Despite claims to the contrary, Donald Trump has made it crystal clear that he is no friend to minorities. But members of the Congressional Black Caucus intend to fight him tooth and nail to protect people of color. As such, they have formulated a battle plan to resist policies that may be harmful to these communities
“The stakes are incredibly high and our community is counting on us as the last line of defense between Donald Trump and the worst of what America could offer,” Rep. Hakeem Jeffries (D-N.Y.) said.
Throughout his campaign, Trump proposed policies targeting specific minority groups, such as banning all Muslims from entering the U.S. and building a wall to keep out all the rapey Mexicans. He was also the champion of the “birther” movement, which was nothing more than a racially motivated attack on the country’s first African-American president.

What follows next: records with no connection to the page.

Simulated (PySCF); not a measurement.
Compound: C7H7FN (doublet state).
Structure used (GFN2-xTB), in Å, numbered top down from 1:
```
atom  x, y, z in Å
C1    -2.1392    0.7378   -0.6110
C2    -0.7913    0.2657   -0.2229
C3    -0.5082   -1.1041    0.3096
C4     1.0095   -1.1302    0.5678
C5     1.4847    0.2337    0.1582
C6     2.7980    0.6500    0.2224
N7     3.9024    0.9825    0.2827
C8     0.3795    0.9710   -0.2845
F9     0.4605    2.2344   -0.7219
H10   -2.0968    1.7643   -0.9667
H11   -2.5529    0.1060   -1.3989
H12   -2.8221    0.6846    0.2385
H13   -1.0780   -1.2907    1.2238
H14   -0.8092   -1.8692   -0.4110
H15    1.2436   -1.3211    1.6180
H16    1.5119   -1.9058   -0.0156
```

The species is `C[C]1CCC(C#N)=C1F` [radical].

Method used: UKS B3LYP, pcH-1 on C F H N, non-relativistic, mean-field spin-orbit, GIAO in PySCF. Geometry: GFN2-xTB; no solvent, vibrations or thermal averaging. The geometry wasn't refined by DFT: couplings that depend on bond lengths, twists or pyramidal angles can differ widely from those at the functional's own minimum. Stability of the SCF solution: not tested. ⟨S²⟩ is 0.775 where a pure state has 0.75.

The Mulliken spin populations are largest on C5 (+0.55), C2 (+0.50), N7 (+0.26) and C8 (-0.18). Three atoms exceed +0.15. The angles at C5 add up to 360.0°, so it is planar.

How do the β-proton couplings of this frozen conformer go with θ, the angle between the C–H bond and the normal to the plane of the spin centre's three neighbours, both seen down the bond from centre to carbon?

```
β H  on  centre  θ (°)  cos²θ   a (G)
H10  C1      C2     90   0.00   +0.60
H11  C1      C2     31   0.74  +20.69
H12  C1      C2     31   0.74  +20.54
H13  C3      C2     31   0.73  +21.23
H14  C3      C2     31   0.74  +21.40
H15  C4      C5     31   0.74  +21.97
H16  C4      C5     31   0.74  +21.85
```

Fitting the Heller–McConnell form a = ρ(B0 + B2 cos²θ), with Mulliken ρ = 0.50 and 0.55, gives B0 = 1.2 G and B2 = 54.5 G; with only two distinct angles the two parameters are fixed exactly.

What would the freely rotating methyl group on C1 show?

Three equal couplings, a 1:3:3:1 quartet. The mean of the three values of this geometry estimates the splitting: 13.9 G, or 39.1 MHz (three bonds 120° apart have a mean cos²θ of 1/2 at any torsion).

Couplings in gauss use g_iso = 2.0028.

“The campaign that we saw over the last 12 months is very frightening. And there’s been no effort on his part to even temper his comments since being elected,” said outgoing CBC Chairman G.K. Butterfield (D-N.C.). “It’s going to be very contentious, I suspect, if Mr. Trump even follows through on half of his promises during the campaign.”
Incoming CBC Chairman Cedric Richmond (D-La.) plans to lay out the CBC’s plan in more detail when he officially takes office on Tuesday. But he says that the people Trump has appointed to his cabinet are highly concerning.
“We speak for vulnerable people, we speak for the disenfranchised — and we take that seriously,” Richmond said. “And those appointments seem to be tone-deaf to sensitivity and to, I think, just common sense.”
At the top of the worrisome list of cabinet appointments are Alabama senator and open racist Jeff Sessions, who is Trump’s attorney general pick, and alt-right hero and former Breitbart bigwig, Steve Bannon, Trump’s senior adviser.
“The appointments should concern not just minorities but all Americans,” said Rep. Elijah Cummings (D-Md.). “When you look at Sessions, I mean he doesn’t have the most stellar reputation for civil rights and voting rights. It’s rough.”
Members of the CBC note that this is a first. Having a battle plan to resist the racist policies of an incoming president is hardly business as usual.
“This is not the normal incoming president,” added Rep. Emanuel Cleaver (D-Mo.). “We had no plan for George Bush. I think Charlie Rangel and John Conyers would tell you they didn’t even have a plan for Richard Nixon. But this is not the norm.”